Memory profiling possibilities in NYTProf

251 views
Skip to first unread message

Jeremy K

unread,
Sep 11, 2009, 6:04:55 PM9/11/09
to Devel::NYTProf Dev
So I made the perhaps unwise move of twitter-kvetching about NYTProf
and memory profiling [0] in which I said: "Perl needs better memory-
use profiling. NYTProf is *amazing* but only addresses CPU usage."

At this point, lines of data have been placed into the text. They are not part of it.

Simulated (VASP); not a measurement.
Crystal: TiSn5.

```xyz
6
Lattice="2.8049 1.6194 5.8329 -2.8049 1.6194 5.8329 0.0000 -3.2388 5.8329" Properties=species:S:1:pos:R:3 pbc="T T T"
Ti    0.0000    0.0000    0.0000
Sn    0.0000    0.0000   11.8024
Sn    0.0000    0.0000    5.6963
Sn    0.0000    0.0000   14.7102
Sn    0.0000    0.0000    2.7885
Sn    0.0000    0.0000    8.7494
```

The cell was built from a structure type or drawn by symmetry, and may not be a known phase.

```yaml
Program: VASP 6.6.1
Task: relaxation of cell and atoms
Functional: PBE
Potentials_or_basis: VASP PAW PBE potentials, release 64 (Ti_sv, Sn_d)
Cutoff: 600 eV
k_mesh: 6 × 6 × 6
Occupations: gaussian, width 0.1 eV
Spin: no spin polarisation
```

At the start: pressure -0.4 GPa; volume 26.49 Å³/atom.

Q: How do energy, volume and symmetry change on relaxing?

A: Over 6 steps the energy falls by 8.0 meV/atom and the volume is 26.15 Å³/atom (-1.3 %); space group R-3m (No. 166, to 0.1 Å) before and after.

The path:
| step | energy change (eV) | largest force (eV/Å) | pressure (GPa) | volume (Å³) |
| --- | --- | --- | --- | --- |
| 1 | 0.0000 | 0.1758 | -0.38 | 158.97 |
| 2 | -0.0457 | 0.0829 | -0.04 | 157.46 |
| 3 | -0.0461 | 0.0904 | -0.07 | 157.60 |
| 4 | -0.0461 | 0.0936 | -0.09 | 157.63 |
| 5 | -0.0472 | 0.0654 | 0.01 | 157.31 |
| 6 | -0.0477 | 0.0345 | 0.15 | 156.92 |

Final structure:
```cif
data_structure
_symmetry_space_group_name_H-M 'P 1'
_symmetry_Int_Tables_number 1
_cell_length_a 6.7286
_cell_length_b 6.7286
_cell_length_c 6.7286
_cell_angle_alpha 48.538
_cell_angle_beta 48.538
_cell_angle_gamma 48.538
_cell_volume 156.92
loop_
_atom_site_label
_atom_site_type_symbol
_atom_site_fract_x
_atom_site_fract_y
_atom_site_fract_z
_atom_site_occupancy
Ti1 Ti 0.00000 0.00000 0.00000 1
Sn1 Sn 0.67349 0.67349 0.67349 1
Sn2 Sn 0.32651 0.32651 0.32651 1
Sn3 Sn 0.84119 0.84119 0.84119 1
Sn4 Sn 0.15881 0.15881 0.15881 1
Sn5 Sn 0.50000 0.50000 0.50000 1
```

Tim Bunce popped up (hurrah for twitter search functions) and in the
best, most politest, most open-source sort of way, invited me to put
up or shut up [1]: "@trochee Memory profiling of some kind is on the
roadmap for NYTProf, but won't happen soon without help. Want to
contribute?"

and yes, I would like to contribute. I do love Devel::NYTProf, but
AFAICT, there is no memory-use profiling. Followup conversations
(also twittered!) suggested that I should post here to raise the
question and spur Tim into laying out his plans for Devel::NYTProf
memory-profiling support.

WHAT:
What I'd really like from a good memory profiler, is a *non-invasive*
way of finding out the size (perhaps only the maximum size?) and
duration (or at least if it was garbage-collected before termination)
of any variable, whether lexically- or package-scoped. Ideally,
objects could also report their entire size, but that might get
complicated with things like singletons and inside-out objects.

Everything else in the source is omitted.